Monday, April 03, 2006

Sea Change

News today in Inside Higher Ed that the N'tnl Association of State Universities and Land Grant Colleges is considering developing their own accreditation system, one that would compare places to other places of a similar type. Of course, I've just read the quick IHE story on this, but it seems to me that it's an effort (and I'll hold off on levying any assessment of the effort - I certainly don't have enough information on that...) to deal with the ever looming question of how to assess. The Department of Ed has provoked lots of thinking about this, certainly, though from what I hear (from being at conferences and listening around my own campus) that thinking was going on... it's just not clear how productively, across the board. NCLB is clear evidence of what doesn't work; there are bunches of smart people trying to think about what does. I find the whole question both engaging (on one level) and terrifying (on another). It's clear that a sea change is in the works - anyone in higher ed who argues that things should stay the same, or be like they were 20 years ago, or any kind of argument about preserving, I think will be squashed as flat as the leader's nose in "Sleeper." But who/what are the engines driving the steam roller that's doing the squashing, and what can we do about it? (And who is we?) These are all questions, in fact, that I'm trying to tackle in this book of mine... and right now, I'm swimming in them.

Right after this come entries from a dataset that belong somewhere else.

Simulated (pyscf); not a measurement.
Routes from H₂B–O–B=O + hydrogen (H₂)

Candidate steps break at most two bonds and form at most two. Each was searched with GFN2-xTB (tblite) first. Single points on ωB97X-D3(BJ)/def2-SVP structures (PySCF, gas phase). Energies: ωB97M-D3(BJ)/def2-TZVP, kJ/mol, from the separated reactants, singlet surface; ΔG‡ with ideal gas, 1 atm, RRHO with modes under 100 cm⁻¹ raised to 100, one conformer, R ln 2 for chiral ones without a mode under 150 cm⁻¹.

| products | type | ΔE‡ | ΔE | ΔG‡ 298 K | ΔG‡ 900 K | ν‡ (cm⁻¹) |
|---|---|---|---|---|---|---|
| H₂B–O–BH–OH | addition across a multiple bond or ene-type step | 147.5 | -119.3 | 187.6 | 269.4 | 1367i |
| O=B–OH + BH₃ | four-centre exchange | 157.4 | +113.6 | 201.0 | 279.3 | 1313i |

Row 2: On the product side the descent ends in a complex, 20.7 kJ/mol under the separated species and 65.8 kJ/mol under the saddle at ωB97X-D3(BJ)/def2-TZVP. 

I just finished reading Good to Great and Good to Great for the Social Sector, and before anyone starts laughing (if anyone is reading, in fact!), I thought they were quite interesting... GtG more for the methodology and the analysis - since I am sort of repulsed by, say, the success of Phillip Morris in a declining economy - but the method was quite interesting, and, again, so was the analysis. A couple of the points that Collins and his team make keep circling around - one is that good to great companies (/social sector agencies, which is closer to where we are in ed., certainly!) identify the things they do well and just keep at them (this is the "hedgehog concept,") and the other is that gtg companies (and I'm not sure if this came up in the discussion of agencies) focus on being successful despite systemic problems. Now, I'm not sure that one makes a lot of sense for my own purposes, but it's a thought. (And I will come back to the Inside Higher Ed story in a minute.) If one of our goals is to change conversations about writing/writers to affect public policy, how can we do that without changing the systemic problems? Or should we (and who is we?) focus on the hedgehog thing, instead? What are the things we do well? It's a strange way to think about a field (and not just a specific class). I am betting that NCTE is thinking about this - or a similar question - and will endeavor to learn more about this. To return to the IHE story, it seems like the Land Grant Universities and Colleges folks are *also* thinking about this, as well.

One more thing about that IHE story that is under my skin, and then diyenu for the day... they talk about developing metrics to measure outcomes. What kinds of metrics? Based in what kinds of paradigms of assessment? As a person whose work is based in a field where "growth" does not look linear, this concerns me.